“As a former computer programmer and current intellectual property lawyer, this presentation will discuss the interaction between open source and the current status of intellectual property law. It is difficult to have a complete discussion about “open source” without putting it in a legal context. After all, it is the restrictions that are inherent to the law, especially intellectual property law, that cause source to need to be “open”. By its very definition, intellectual property creates monopolies and “closes” access to source and technology.

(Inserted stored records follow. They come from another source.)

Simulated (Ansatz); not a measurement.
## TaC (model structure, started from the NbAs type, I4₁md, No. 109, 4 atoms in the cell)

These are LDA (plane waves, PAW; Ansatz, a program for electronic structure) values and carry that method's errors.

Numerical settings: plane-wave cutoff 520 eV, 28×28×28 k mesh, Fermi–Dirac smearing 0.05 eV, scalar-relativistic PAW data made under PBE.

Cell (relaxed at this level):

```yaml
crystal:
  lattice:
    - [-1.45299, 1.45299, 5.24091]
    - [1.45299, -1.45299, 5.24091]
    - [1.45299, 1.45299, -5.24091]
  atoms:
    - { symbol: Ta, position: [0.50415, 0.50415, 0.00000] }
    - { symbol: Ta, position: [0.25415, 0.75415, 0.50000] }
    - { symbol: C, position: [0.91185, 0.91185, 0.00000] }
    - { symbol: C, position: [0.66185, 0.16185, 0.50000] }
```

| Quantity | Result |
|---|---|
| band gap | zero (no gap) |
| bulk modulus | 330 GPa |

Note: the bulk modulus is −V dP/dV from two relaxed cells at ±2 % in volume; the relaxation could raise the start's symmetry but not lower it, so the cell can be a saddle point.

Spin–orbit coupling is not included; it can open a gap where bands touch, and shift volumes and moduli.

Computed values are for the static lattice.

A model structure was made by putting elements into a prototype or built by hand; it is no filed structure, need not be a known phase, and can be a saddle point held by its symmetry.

This presentation will discuss the history of intellectual property including: (a) the purpose of intellectual property (patents, copyrights and trade secrets) and how the intellectual property clauses (as interpreted by courts) of United States Constitution is not well suited to handle software or digital media (1789); (b) the US Patent Office’s first guidelines directed to computer programs (1968); (c) the opening of the flood gates to software patents and business method patents (State Street - 1998) and the “crappy” patents that followed (e.g. Amazon one-click and IBM’s “System and Method for Providing Reservations for Restroom Use – US Patent 6,329,919”); (d) the rise of the “patent troll” (2005) – read the ambulance chaser of intellectual property; (e) the Supreme Court’s attempt to curb software patents (Bilski - 2010) – false start; (f) the death to software patents in CLS Bank v. Alice (June 2014) and (g) the life support given to software patents by the Federal Circuit, the appeals court for all patent cases. in December of 2014 (DDR).
Principally, this presentation will discuss the interaction between open source, and intellectual property law as it currently exists. The collision between technology and the law will be highlighted and practical tips designed for the technologist (without a law degree) on how to navigate the morass will be provided.”